Friday, November 27, 2009

For Want of Words -- A few notes on Language and Identity

I know you are the Muskos' regiment:
And I shall lose my life for want of language;
If there be here German, or Dane, low Dutch,
Italian, or French, let him speak to me; I'll
Discover that which shall undo the Florentine.
-Parolles, All’s Well that Ends Well, William Shakespeare

I must be an English major or something – I seem to be seeing patterns of the linguistic variety in more places than I ought. Consider this blog post a musing on language as well as a movie review.

Last weekend was a weekend for entertainments of the cinematic variety, and since the LOTR marathon got culled owing to many primary participants being in Cork at the time, we settled down to watch Quentin Tarantino’s Inglourious Basterds. A clever and violent little film, but very good; I recommend it to those of you have a strong constitution when it comes to your history being challenged and your usual dose of movie gore tripled in true Tarantino style.

The film, whilst it is being an inglorious bastard to many of its characters, is also making fun of a number of its own elements, including the genre of American war films in general. (This much most everyone who saw the trailer knew.) Here we have heroes doing unheroic things in an unheroic fashion, the momentum of this coming to a head in Hugo Stiglitz, the mass-murderer roped in by the Basterds who gets a superhero-esque title fly-in when his name is mentioned. The film industry gets another well-timed baseball bat to the knees with the premise of the film within the film, the propagandist Nation’s Pride (which, if you’ve been living where I have for two months, sounds a lot like a company that bakes bread.)


What little we see of the film is full of hammy, overdramatic acting at its finest, and from the reactions of the audience you’d think it was Oscar award-winning material. It is here that we find the angelic, pristinely uniformed, bring-him-home-to-your-mother-for-tea-and-scones hero we’re used to seeing in war films. Beside the Basterds, Private Fredrick Zoller (a very cute Daniel Brühl) is nothing more than a fop. And how we hate him!


The Basterds, headed up by their ridiculously other-end-of-the-war-movie-stereotype leader, Aldo Raine (Brad Pitt in a flash of comic genius) are the absolute parody of the World War two action hero. These guys aren’t fighting for nationalism – they’re just out to, as Raine succinently puts it, “Kill us some Natzis.” The Americans are counterbalanced by a brilliant cast playing the Europeans, and here Tarantino gets out the baseball bat again, this time taking a wack at American identity in the world today.

This is where the bit on language comes in – I told you I’d get there eventually! All the other characters in this film speak at least two languages – Colonel Landa, the German head honcho in France regarding the jewish problem, converses easily in French, German, Italian, and English, and I’m pretty sure if there had been a few Red Guards wandering in and out we would have found he speaks Russian, too. (The actor portraying Landa, Christoph Waltz, apparently had to study really hard to get his English as good as it is in this film. Lemme tell you, he nailed it. This man is AWESOME.) But the Americans only speak one language – English. This, of course, lands them into trouble when their more culturally competent allies (including a deliciously British, upper-crust, toffee-nosed-and-useless army officer/film critic played by Michael Fassbender) all get shot in an underground barroom brawl, leaving only one maimed moviestar (the always gorgeous Diane Kruger) to help carry out their plans.

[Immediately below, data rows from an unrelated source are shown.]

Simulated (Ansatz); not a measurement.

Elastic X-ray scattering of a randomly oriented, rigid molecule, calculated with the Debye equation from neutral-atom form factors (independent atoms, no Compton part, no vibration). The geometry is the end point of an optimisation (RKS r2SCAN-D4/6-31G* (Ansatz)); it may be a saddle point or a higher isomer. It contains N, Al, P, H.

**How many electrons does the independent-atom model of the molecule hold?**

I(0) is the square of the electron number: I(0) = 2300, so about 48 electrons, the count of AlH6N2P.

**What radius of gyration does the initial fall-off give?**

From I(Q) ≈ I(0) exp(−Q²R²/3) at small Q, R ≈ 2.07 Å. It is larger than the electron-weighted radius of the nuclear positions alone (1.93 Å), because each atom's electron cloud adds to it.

The point is obvious – If the Americans really want their finger in every pie and their ear at every door like Landa is, they’d better make sure the ears at the doors know what’s being said about them and their average citizens can at least converse in something other than their mother tongue.

Language is always a great way to show intercultural competency (and I use that term only because it seems to be a concept being feted in the academic administrative world at the moment.) In Literature class now, we’ve just finished reading Brien Friel’s Translations, a wonderful little play about the land survey of the 1830s that went around ‘standardizing’ Irish placenames by Anglicizing them. The play is written and performed under the understanding that, while all the characters are delivering their lines in English, some are really speaking in Gaelic. The two British officers sent in to conduct this survey (only one of the many translations of the title) take two opposing roles, one the man willing to learn the language of the place he is in, and the other the consummate imperialist ready to let translators do his job for him even if some of his meaning is lost in the process.

Several of the characters speak in Latin and Greek as well as Gaelic and English, and Friel’s message with these characters is the same as Tarantino’s – the more languages you know, the more perceptive you are to the world around you and the more open you are to change.

Studying as I am now in the Gaeltacht region of Ireland (essentially a linguistic heritage zone) I’m seeing and studying the importance of language as men like Douglas Hyde and Franz Fanon see it – as a tool for revolution and change. The language you use shapes the world you see – more languages, bigger world. Different language, different world, different identity. The gaelic speakers around here order their thoughts differently, becuase thier language is structured in a slightly different way. Hyde, founder of the Gaelic League (a community effort to revive the old pre-English Irish culture) and the first president of Ireland, postulated in his “Necessity for De-Anglicising Ireland” speaks along the same lines regarding language as Fanon does later in Les Damnés de la Terre regarding culture as a whole: “We must teach ourselves to be less sensitive, we must teach ourselves not to be ashamed of ourselves, because the Gaelic people can never produce its best before the world as long as it remains tied to the apron-strings of another race and another island, waiting for it to move before it will venture to take any step itself…I would earnestly appeal to every one, whether Unionist or Nationalist, who wishes to see the Irish nation produce its best … to set his face against this constant running to England for our books, literature, music, games, fashions, and ideas. I appeal to every one whatever his politics -- for this is no political matter -- to do his best to help the Irish race to develop in future upon Irish lines, even at the risk of encouraging national aspirations, because upon Irish lines alone can the Irish race once more become what it was of yore -- one of the most original, artistic, literary, and charming peoples of Europe.”

Language is powerful. Language shapes our thinking, and our identity. In my own writing, I love pulling in language phrases distinct from my own English base, though it’s often said that writers should avoid doing this. I believe the criticism comes from the manga fanfiction community where those fans with Japanese cultural jealousy (for a complete explanation of what that is, see my Galway Rover Blog) throw in their unnecessary token words with wild abandon to somehow prove they are worthy of writing Japanese characters in a Japanese context. There, the usage is to prove inclusion in a group – I use my foreign words to prove difference, because of that removal from the text that they create. If my readers don’t understand it, good. Now they know how it feels talking to my trilingual poet in real life. (I also find linguistics a good way to show off your research skills, but this doesn’t work all the time and sometimes it’s just plain annoying – see Kate Horsely’s Confessions of a Pagan Nun for token words at their translation foot-noted best.)

I shall lose my life for want of language, Parolles laments in All’s Well That Ends Well. I hope that doesn’t happen to me any time soon. Judging from the length of this blog post, I’ll probably lose my life for surfeit of it.